Updating rule for the “probabilities of the causes”

The heuristic rule resulting from the discussion is
$\displaystyle P(B_?=B_i\,\vert\,\mbox{W},I)$ $\textstyle \propto$ $\displaystyle \pi_i\,,$ (1)

where $\pi_i=i/N$, with $N$ the total number of balls in box $i$, is the white ball proportion and $I$ stands for all other available information regarding the experiment. [In the sequel we shall use the shorter notation $P(B_i\,\vert\,\mbox{W},I)$ in place of $P(B_?=B_i\,\vert\,\mbox{W},I)$, keeping instead always explicit the `background' condition $I$.] But, since the probability $P(\mbox{W}\,\vert\,B_i,I)$ of getting White from box $B_i$ is trivially $\pi_i$ (we shall come back to the reason) we get
$\displaystyle P(B_i\,\vert\,\mbox{W},I)$ $\textstyle \propto$ $\displaystyle P(\mbox{W}\,\vert\,B_i,I)\,.$ (2)

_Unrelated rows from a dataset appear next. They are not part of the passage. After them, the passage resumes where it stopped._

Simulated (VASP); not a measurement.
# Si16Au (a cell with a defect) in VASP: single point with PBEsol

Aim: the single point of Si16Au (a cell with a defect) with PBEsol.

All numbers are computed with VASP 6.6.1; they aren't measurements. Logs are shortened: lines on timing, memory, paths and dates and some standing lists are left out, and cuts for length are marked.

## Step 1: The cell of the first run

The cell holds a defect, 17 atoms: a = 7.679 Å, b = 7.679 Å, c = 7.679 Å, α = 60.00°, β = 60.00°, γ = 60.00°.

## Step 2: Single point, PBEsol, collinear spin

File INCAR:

This rule is obviously not general, but depends on the fact that we initially considered all boxes equally likely, or $P(B_i\,\vert\,I) \propto 1$, a convenient notation in place of the customary $P(B_i\,\vert\,I) = k$, since common factors are irrelevant. So a reasonable ansatz for the updating rule, consistent with the result of the discussion, is
$\displaystyle P(B_i\,\vert\,\mbox{W},I)$ $\textstyle \propto$ $\displaystyle P(\mbox{W}\,\vert\,B_i,I) \cdot
P(B_i\,\vert\,I)\,.$ (3)

But if this is the proper updating rule, it has to hold after the second extraction too, i.e. when $P(B_i\,\vert\,I)$ is replaced by $P(B_i\,\vert\,\mbox{W},I)$, which we rewrite as $P(B_i\,\vert\,\mbox{W}^{(1)},I)$ to make it clear that such a probability depends also on the observation of White in the first extraction. We have then
$\displaystyle P(B_i\,\vert\,\mbox{W}^{(1)},\mbox{W}^{(2)},I)$ $\textstyle \propto$ $\displaystyle P(\mbox{W}^{(2)}\,\vert\,B_i)\cdot
P(B_i\,\vert\,\mbox{W}^{(1)},I) \,,$ (4)

and so on. By symmetry, the updating rule in case Black (`B') were observed is
$\displaystyle P(B_i\,\vert\,\mbox{B},I)$ $\textstyle \propto$ $\displaystyle P(\mbox{B}\,\vert\,B_i)\cdot P(B_i\,\vert\,I)\,,$ (5)

with $P(\mbox{B}\,\vert\,B_i) = 1-\pi_i$. After a sequence of $n$ White we get therefore $P(B_i\,\vert\,\mbox{\lq $n$W'},I) \propto \pi_i\,^n$. For example after 20 White we are - we must be! - 98.9% confident to have chosen $B_5$ and 1.1% $B_4$, with the remaining possibilities `practically' ruled out.[*]

If we observe, continuing the extractions, a sequence of $x$ White and $(n-x)$ Black we get[*]

$\displaystyle P(B_i\,\vert\,n,x,I)$ $\textstyle \propto$ $\displaystyle \pi_i^x\,\left(1-\pi_i\right)^{n-x}\,.$ (6)

But, since there is a one-to-one relation between $B_i$ and $\pi_i$, we can write
$\displaystyle P(\pi_i\,\vert\,n,x,I)$ $\textstyle \propto$ $\displaystyle \pi_i^x\,\left(1-\pi_i\right)^{n-x},$ (7)

an apparently `innocent' expression on which we shall comment later.